Definitions of data-driven decision-making efficacy and anxiety latent variables.
Note. DDDM = data-driven decision making.
Data-Driven Decision-Making Efficacy and Anxiety Reliability and Validity Evidence
Prior evidence on the psychometric properties of the 3D-MEA also informed this research. Four published papers have specifically examined the psychometric properties of the data derived from the 3D-MEA. In general, these three studies emphasized internal consistency-related reliability evidence and internal score structure-based validity evidence. Several smaller-scale substantive studies have also reported data that technically constitutes or may be considered reliability and/or validity evidence (e.g., Authors, 2017; Green et al., 2016), but given their small scale, we emphasize in this section, the four larger-scale studies specifically aimed at investigating the 3D-MEA vis-à-vis score reliability and validity.

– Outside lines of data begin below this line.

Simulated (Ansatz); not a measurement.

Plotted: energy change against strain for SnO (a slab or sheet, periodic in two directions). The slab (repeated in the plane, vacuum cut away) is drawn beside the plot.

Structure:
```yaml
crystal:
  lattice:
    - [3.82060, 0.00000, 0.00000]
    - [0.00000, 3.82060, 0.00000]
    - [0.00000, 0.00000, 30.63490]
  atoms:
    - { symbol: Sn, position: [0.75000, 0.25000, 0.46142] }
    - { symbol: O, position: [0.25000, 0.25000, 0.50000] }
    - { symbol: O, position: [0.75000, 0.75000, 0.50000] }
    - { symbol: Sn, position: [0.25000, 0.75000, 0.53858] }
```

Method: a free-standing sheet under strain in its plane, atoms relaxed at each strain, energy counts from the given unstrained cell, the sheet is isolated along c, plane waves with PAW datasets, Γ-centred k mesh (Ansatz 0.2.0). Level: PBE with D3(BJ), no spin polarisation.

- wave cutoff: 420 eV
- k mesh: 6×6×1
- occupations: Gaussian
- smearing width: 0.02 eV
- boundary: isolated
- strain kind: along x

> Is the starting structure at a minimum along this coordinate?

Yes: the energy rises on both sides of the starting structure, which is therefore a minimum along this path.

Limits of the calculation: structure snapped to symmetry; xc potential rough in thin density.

Dunn et al. (2013) reported considerable reliability and validity evidence for the 3D-MEA in the paper in which the instrument was first published. In this first psychometric evaluation of the 3D-MEA, the authors used data from 1728 in-service teachers in the U.S. pacific northwest region. They first used exploratory factor analysis, and cross-validated findings in a separate sample using confirmatory factor analysis, concluding that a five-factor model (with four self-efficacy dimensions and one anxiety dimension) well accounted for the observed 3D-MEA data. Authors (2018) then independently conducted a confirmatory factor analysis of 3D-MEA data collected from 365 Illinois in-service teachers, finding a good fit of the same five-factor model and high score reliability.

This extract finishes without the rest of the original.